Mexico City – If you think paying $3.50 for a gallon of gasoline in the United States is a hardship, consider Mexico, where motorists really get stiffed.
Nine of 10 gasoline stations in Mexico have rigged their pumps to dispense less than what their meters promise, according to federal authorities, who calculated that the practice costs consumers at least $1 billion last year.
Random checks have revealed that the average retailer, a gasolinero, skims a little more than a liter of gas for every 20 sold.
The most audacious outlets would make Al Capone blush. One station in the tourist haven of Acapulco was caught shorting its customers by nearly half the volume displayed on the pump.
The outlet was busted by Profeco, the chief consumer watchdog, which has launched a nationwide crackdown. The agency has mounted surprise inspections, gathering evidence with the help of undercover agents armed with video cameras and vehicles that have tanks that can be removed for analysis.
About 900 stations, more than 10 percent of the nation’s total, have been caught this year.
Profeco is closing outlets and fining owners to force them to clean up their acts. And it plans to post inspection results on the Internet to expose swindlers.

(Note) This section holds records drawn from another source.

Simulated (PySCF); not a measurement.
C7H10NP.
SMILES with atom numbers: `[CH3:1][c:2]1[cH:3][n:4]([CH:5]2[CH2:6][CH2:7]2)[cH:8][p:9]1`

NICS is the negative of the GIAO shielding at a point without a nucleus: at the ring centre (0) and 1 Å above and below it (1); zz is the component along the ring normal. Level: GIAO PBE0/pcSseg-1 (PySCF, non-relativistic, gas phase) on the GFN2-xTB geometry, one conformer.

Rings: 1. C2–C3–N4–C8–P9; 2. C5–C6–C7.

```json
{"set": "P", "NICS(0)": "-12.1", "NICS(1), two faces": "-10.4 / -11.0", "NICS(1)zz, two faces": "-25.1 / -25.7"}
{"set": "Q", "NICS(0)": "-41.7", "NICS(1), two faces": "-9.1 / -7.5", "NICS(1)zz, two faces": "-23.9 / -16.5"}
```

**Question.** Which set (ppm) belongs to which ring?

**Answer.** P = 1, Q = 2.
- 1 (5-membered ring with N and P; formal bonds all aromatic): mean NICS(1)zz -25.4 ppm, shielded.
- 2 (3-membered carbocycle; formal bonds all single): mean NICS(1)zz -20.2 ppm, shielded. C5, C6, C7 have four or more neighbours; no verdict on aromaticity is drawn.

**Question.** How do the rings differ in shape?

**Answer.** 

All this is no easy task in Mexico, which is dominated by powerful business interests and which has never been friendly to consumers.
Decades of corruption at the government petroleum monopoly have conditioned Mexicans to expect a soaking at the pumps.
“To be a gasolinero is synonymous with being corrupt,” said Roberto Karam Ahuad, head of fuel verification for Profeco. “It’s like Chicago in the 1930s.”